When my friend and I ran across a list of 101 books that were recommended to be read before college, we realized we had only read a small percentage of the books and made a vow to read more. One of the books on the list was "The Awakening," and as we had studied Kate Chopin in school and it was readily available online, we decided to both read it. Both of us had read it by the next day, and we both reached the same conclusion: Chopin's protagonist, Edna, was a selfish woman who was not strong at all, as a truly strong woman would have continued on even after the man she loved left her.
The book is written beautifully, hence the two stars. But Edna is completely unidentifiable. She is twenty-eight, yet she seems to do everything on impulse. Yes, maybe she did rush irrationally into an ultimately loveless marriage -- but her husband is not a monster, so doesn't she at least owe him some consideration? Not to mention her children -- she seems to not have the slightest regard for them, only showing affection in fits and starts.

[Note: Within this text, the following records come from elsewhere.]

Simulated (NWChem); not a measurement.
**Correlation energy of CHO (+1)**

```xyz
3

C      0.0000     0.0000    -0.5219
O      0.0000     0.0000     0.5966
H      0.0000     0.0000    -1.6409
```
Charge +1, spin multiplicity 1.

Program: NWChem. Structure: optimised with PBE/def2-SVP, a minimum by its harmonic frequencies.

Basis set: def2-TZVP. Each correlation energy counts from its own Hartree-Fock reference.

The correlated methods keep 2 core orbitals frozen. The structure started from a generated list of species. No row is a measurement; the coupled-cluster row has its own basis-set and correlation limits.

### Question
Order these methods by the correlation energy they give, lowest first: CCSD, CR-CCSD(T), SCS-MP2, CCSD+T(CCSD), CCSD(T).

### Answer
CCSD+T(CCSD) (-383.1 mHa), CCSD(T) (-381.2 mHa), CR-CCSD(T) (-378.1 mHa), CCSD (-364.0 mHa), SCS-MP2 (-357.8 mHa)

This book should be read, if only to show what strength is not -- strength is not what Edna does in the end of this story. However, you may find yourself struggling to get through it, as Edna is often very frustrating. In conclusion -- this is NOT feminism. In fact, before reading this story I had immense respect for Kate Chopin, respect gained from reading her short stories. I lost some of that respect after seeing what she apparently believed was the solution for Edna's problems.